The name of this blog, Rainbow Juice, is intentional.
The rainbow signifies unity from diversity. It is holistic. The arch suggests the idea of looking at the over-arching concepts: the big picture. To create a rainbow requires air, fire (the sun) and water (raindrops) and us to see it from the earth.
Juice suggests an extract; hence rainbow juice is extracting the elements from the rainbow, translating them and making them accessible to us. Juice also refreshes us and here it symbolises our nutritional quest for understanding, compassion and enlightenment.

Wednesday 12 September 2012

Are Leaders Redundant?

Lao Tzu.  Source: Wikipedia
Some two and a half millennia ago Lao Tzu (author of the Tao Te Ching) remarked that the sign of the best leaders was that the people would not notice their existence and that when the task was completed and the "leader" had left the people would say that “we did it ourselves”.
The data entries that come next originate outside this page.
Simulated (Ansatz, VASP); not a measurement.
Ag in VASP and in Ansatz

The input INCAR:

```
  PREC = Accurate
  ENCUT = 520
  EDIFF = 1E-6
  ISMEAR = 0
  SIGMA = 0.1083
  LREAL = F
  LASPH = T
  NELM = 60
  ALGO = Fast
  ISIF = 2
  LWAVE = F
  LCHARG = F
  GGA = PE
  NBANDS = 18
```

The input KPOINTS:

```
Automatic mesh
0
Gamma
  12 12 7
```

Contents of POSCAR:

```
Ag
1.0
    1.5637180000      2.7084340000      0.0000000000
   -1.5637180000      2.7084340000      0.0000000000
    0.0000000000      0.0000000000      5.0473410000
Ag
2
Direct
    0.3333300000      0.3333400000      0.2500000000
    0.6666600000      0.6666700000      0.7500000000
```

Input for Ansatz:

Since Lao Tzu’s time, however, most of our leaders have been highly visible individuals espousing ideas, values and policies that most of those being led are willing to follow with determinism and loyalty.  That description may be rather lean on what distinguishes leaders and their followers but the general idea is, I think, fairly accurate with few exceptions.

Up until the last century the individual, charismatic, eloquent leader with vision, ideas and championing definite policies was possibly in the general interest of society.  But no more.

Our growth as social beings is bringing us to a break from that style of leadership to more collective, cooperative and co-existing ways of decision-making and taking action.  The complexity of the world demands it.  No individual can hope to access enough information or process enough ideas in order to make the decisions that society needs to make.  Indeed, an individual who attempts to tell us that they can is worthy of suspicion.

Danielle Annells makes exactly this point when pondering the choices she had in the recent Australian Local Government elections. “I’ve noticed that those who advocate for uncompromising positions on certain issues are the ones I’m least likely to vote for” she writes.

Annells seeks a change in the mindset of many of today's leaders.  We certainly do.  More so, we need a change of mindset at the very core of our understanding on how society makes decisions and takes action in the future.

The characteristics of such a new mindset include:
  • acknowledging that the issues facing society are complex.
  • recognising that we are all inter-connected and that we are intimately connected with the earth and her myriad of creatures.
  • understanding that data, facts and figures are only one piece of information available to us.
  • understanding that being rational is only one mechanism available to us for decision making.  We also have visceral, sensual and other mechanisms.
  • discovering our desires for greater say in the decisions that affect us and our descendants.
  • realising that we all have access to common sense and that no one of us have ideas that are of greater value than any other.
  • knowing that our current means of selecting our decision-makers is not designed to encourage the previous six characteristics.
Such a mindset may lead us to realise that leaders are redundant.

Since the beginning of the 21st Century there have been many books published alerting us to the dangers facing us (climate change, terrorism, inequality, water and food distribution etc.) and others that espouse new ways of decision-making to help deal with these issues.

However, there have been few attempts to critique the way in which we select our decision-makers and even less that suggest mechanisms that might enable us to tap into the rich tapestry of ideas and dreams of the vast majority of humanity.

The first step, I suggest, is that we must cast aside our notion that leadership resides in charismatic or eloquent individuals and that the only way of getting the “right” leaders into decision-making positions is to vote for them.

The second and further steps?  Well, that's up to all of us collectively, cooperatively and using common sense.  (This blogsite has hinted at some of those steps in previous posts.)